Money & Me: Adrian Hayes

I received pocket money for the work I did and I always saved. Saving our money was the general thing that we grew up with.
Adrian Hayes says his expeditions, such as Mount Everest and traversing Greenland, require careful financial planning.
Adrian Hayes says his expeditions, such as Mount Everest and traversing Greenland, require careful financial planning.

I grew up in a national park in New Forest, Hampshire, in the UK. My family owned a hotel there.

My parents were very busy running the hotel. It is a 24-hour, seven-day-a-week business - and you are always exposed and involved in it.

I started out in the hotel washing the dishes after school and on weekends.When I was older, I served behind the bar.

I received pocket money for the work I did and I always saved. Saving our money was the general thing that we grew up with.

Starting work so early has helped me as an adult, with the one proviso: I have never been short of money, but I had to live beyond my means when I got sucked into property. For the first time in my life, I faced a downfall.

I left school with five GCEs, but I didn't go to university. Instead, I did a diploma in hotel management, then travelled the world doing a variety of jobs: builder's labourer, farmer and even a refuse collector. It was my university of life, and I worked in places like Norway and New Zealand.
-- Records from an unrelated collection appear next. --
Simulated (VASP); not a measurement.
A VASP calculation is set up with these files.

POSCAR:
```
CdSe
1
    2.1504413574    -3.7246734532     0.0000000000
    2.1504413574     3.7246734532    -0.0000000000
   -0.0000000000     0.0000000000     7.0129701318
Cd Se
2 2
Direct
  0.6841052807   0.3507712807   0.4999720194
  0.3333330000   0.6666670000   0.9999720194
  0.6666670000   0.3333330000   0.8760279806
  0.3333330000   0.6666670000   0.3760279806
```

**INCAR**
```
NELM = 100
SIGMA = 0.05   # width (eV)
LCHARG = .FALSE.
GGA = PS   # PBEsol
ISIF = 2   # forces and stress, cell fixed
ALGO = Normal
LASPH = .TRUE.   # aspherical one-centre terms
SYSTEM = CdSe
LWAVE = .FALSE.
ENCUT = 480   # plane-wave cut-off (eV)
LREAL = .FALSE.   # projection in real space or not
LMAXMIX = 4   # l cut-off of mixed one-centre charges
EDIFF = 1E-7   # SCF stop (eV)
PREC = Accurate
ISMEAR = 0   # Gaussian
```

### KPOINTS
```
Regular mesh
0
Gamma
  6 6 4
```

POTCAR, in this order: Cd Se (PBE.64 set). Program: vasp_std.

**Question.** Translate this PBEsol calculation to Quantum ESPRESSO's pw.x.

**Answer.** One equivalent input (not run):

The money I earned paid for my travels and other adventures, such as parachuting, scuba diving and mountaineering. I was good with my hands, whether it was for manual work or playing the guitar.

I stopped travelling and returned to the UK and decided to join the British army because it would pay me to do the things I love, including mountaineering and skydiving. I wanted to join the elite unit - the SAS, or Special Air Service - but couldn't, so I became a Special Forces reservist full time. I was in that for two-and-a-half years and in my spare time, I was working as a bricklayer.

I then got a commission at the Royal Military Academy Sandhurst, where I trained as an officer and joined the Ghurkas. I was accepted with the minimum qualifications and got in on my GCEs. I served in the UK, Nepal, Hong Kong, Brunei and Oman.

I left the army in 1993, then did an MBA in finance and got a job in marketing in the UK.

In 1995, I moved to Dubai to work for Ducab, the power cable manufacturer, and was with them for five years. I then worked for Airbus Middle East as a regional sales director for six years. During my time there, I was responsible for selling or placing nearly 200 aircraft in the Middle East region.

It was a big move when I left Airbus. I stepped out of my comfort zone and left a job that I loved. What really galvanised me was the personal development world and I was inspired [in this field] by Robin Sharma, a leadership adviser and author, who I had heard give a speech in 1997. If I look at the three defining events in my life, they would be attending officer training school at Sandhurst, climbing Mount Everest in 2006 and doing a CTI leadership programme.

Sandhurst was the best education I ever had, but the leadership programme gave me the feeling that I could achieve anything.

Such was my state of confidence, I did the North Pole and South Pole in 2007. The two poles were huge and harder than Mount Everest.

It cost a lot to get to the North Pole and the South Pole.

We are talking well over US$100,000 (Dh367,310) for each expedition. I call this the business of adventure. They have become a commercial venture and I now have an agent because I am representing to a bigger level. In the beginning, I spoke to journalists and knew what coverage we could get as nobody had done it in the region.

I did my business plans and the sums very carefully, guaranteeing sponsors, including Land Rover, Emirates NBD and Emirates Airline, a certain sum in coverage on each major expedition. Each time we've exceeded that sum by between four and 10 times - the coverage we received from the Greenland Quest last year ran into millions of dollars.

It is a lot more serious than when I first started with my Everest expedition.

The world of adventure is as competitive as most businesses. When your first trip is done, you are seeking publicity and sponsorship or records or a historical element. Adventurers are quite secretive with their plans as there is copying. On my side, I am different from serious adventurers because I have been in the corporate world and am a professional coach, motivational speaker and do real-team coaching.

With Greenland, I've never worked so hard in all my life. I am really leveraging sustainability and for me, getting the sponsors, doing the planning and preparation are hard work.

Once you are there, it is also physically hard work. But I prefer to be there, in a total zone and away from everything, even though physically you are exhausted.

Adventure is a business and I'm lucky enough to be doing this, that I love it and am good at it.